Monica Yant Kinney: “The Newspaper Industry Is Getting Smaller”

The Inky columnist leaves daily journalism for a job at Penn.

In yet another blow to the Inquirer’s editorial ranks, must-read metro columnist Monica Yant Kinney is leaving daily journalism for the Ivy-covered towers of Penn. Her last column will appear Sunday.

Kinney’s new title—try fitting this one in a headline—is executive director, communications and external relations, for Vice Provost of University Life Valarie Swain-Cade McCoullum.

As of January 7th, Kinney will oversee communications and shape strategy for non-academic student activities such as clubs, religious groups, and career placement, among others.
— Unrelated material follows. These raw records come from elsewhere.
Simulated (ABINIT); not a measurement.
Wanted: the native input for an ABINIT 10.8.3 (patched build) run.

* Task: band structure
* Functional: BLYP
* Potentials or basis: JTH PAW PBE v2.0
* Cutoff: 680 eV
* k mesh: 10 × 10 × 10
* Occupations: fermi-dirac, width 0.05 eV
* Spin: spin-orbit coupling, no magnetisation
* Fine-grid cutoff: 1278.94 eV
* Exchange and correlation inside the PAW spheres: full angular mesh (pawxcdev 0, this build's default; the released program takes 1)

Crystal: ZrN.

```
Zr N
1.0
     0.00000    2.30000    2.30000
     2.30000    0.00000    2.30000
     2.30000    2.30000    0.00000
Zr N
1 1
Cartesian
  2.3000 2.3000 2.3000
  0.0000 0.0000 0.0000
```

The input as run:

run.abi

“It’s been a rough five, six, seven years,” says Kinney, 41, who joined the Inky in ’96 and began columnizing in ’01. “The reality is that the Inquirer is getting smaller, not bigger. The newspaper industry is getting smaller, not bigger. This is the right move at the right time for me.”

Penn, on the other hand, “is an incredible brand that is stable and growing,” she adds. “This job felt great, across the board. I got a great vibe from the people I talked to. All of them seemed to be happy.” (Easy to be happy when you’re not on the Titanic’s passenger list.)

Kinney, based out of Cherry Hill, says that taking a buyout “was 100 percent my decision. It’s safe to say it was a big surprise to everyone. I had the best job at the paper and it fit me like a glove. I loved every single minute of it.”

Kinney’s departure leaves the Inky with three metro columnists—four if you count Karen Heller, who appears Sundays in the op-ed section. Shockingly, Heller alone is based at the mothership. Daniel Rubin is temporarily dispatched to Montco; Annette John-Hall and Kevin Riordan are in Cherry Hill.

Kinney was among the first Inky reporters to dive into social media. She has 3,000-plus friends on Facebook and nearly that many Twitter followers. She never rejects a friend request, she says, and answers every email, post, tweet and phone call. Some columns generate more than 300 emails alone.

“I look at the column as a conversation with readers,” she says. “You don’t have any credibility with them if you just write a column and hide. If you put it out there, you have to be willing to talk about it in return. Some of my worst critics turned into really good sources.

“A lot of my colleagues disagree with that philosophy. I don’t believe we should have the last word. I don’t exist without the readers. If they leave a racist email, they get a call. If they leave an unprintable post, they get a response. It’s important to me to not just disappear.”

So important, in fact, that Kinney plans to devote all next week at the Inky to answering emails. “I didn’t want to leave and not let readers respond,” she explains. “After December 15th, they might send an email, and I won’t exist. Love me or hate me, these people write.”

Though she’s leaving behind 20 years of journalism, Kinney insists the disconnect will not be total.

“There are stories to tell all over that campus,” she says. “In my heart of hearts, I see myself as being involved in a kind of storytelling. I just won’t have a byline.”

Full disclosure: I worked at the Inquirer for 30 years, until 2009, and I teach at Penn.